Beta distribution

April 9, 2023  [datascience]  [math]  [python]  [numpy] 

Beta distribution is a useful tool for modeling uncertanty about probabiiities/percentages/proportions. It is a continuous probability distribution with the domain of $[0, 1]$. It is also a very useful tool in Bayesian statistics, as there is a very straightforward way to get the parameters of the posterior distribution.

This blog post contains my own notes on Beta distribution, influenced by reading the “Bayesian Statistics the Fun Way” book, along with some tinkering in Python around the examples in the book.

Beta distribution is characterized by two parameters, $\alpha$ and $\beta$, representing the outcomes of a simple sequence of pass/fail trials, like coin flips or advertisement conversions:

The exact definition of the PDF of Beta distribution can be looked up in the SciPy docs or on the respective Wikipedia entry.

I find it more intuiitive to think in terms of the number of successes $\alpha$ and the total number of trials $\alpha + \beta$. By the way, the ratio of $\frac{\alpha}{\alpha + \beta}$ constinutes the mean of the distribution.

Let’s take a look at an example with 14 successes out of 41 trials (ref. chapter 5). First, we import the libraries of interest and define a helper function for plotting the Beta distribution PDF:

import numpy as np
import pandas as pd
from scipy import stats
from scipy import integrate
from matplotlib import pyplot as plt


def plot_beta_distrib(distrib, cutoff=1., figsize=None):
    
    ps = np.linspace(0, cutoff, num=200)
    
    _, ax = plt.subplots(figsize=figsize)
    ax.plot(ps, distrib.pdf(ps), color='tab:blue')
    ax.axvline(distrib.mean(), color='gray', linestyle='--')
    ax.set_xlabel('p')
    ax.set_ylabel('PDF(p)')
    
    plt.show()

In the example below, 14 successes out of 41 trials result in a Beta distrubuting with parameters $\alpha = 14$ and $\beta = 27$:

def simple_beta_distrib_example():

    n_successes = 14
    n_trials = 41
    n_failures = n_trials - n_successes
    p = n_successes / n_trials
    
    print(f'Beta distribution parameters: alpha={n_successes}, beta={n_failures}')
    print(f'Mean: {p:.3f}')
    
    distrib = stats.beta(a=n_successes, b=n_failures)
    assert distrib.mean() == p
    
    plot_beta_distrib(distrib, figsize=(7.5, 2))
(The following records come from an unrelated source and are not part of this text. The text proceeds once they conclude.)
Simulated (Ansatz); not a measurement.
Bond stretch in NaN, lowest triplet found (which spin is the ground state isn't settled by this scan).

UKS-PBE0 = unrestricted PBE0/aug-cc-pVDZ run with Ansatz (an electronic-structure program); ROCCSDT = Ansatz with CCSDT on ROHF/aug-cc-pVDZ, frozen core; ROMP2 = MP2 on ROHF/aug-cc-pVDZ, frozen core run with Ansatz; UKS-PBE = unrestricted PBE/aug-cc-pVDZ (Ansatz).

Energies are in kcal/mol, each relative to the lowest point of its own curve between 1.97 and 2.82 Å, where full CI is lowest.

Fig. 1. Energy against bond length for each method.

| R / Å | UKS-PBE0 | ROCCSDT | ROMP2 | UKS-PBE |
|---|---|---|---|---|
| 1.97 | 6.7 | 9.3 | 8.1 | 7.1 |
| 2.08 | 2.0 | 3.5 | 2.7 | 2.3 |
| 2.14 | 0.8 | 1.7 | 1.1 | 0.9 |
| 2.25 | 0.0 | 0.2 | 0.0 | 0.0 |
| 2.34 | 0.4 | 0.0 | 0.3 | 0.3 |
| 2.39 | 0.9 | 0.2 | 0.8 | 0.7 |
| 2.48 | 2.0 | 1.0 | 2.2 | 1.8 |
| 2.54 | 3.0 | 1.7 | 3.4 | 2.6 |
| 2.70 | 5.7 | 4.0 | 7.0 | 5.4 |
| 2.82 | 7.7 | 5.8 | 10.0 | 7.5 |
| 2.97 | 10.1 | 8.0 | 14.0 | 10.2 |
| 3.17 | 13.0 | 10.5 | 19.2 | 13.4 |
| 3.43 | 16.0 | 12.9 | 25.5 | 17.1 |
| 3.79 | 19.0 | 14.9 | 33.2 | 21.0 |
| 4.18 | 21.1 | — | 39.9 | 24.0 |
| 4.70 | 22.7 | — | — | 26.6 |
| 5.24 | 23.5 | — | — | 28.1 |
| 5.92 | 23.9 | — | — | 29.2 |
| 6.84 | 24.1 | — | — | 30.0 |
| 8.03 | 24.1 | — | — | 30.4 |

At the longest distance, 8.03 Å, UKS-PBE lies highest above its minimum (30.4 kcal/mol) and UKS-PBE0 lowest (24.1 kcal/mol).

simple_beta_distrib_example()
Beta distribution parameters: alpha=14, beta=27
Mean: 0.341

png

You may take a notice the distribution’s mean (dashed gray line) is not aligned with its mode. This is due to the fact that a considerable range of less likely values from the “right side” (closer to 1) contribute to the mean as well.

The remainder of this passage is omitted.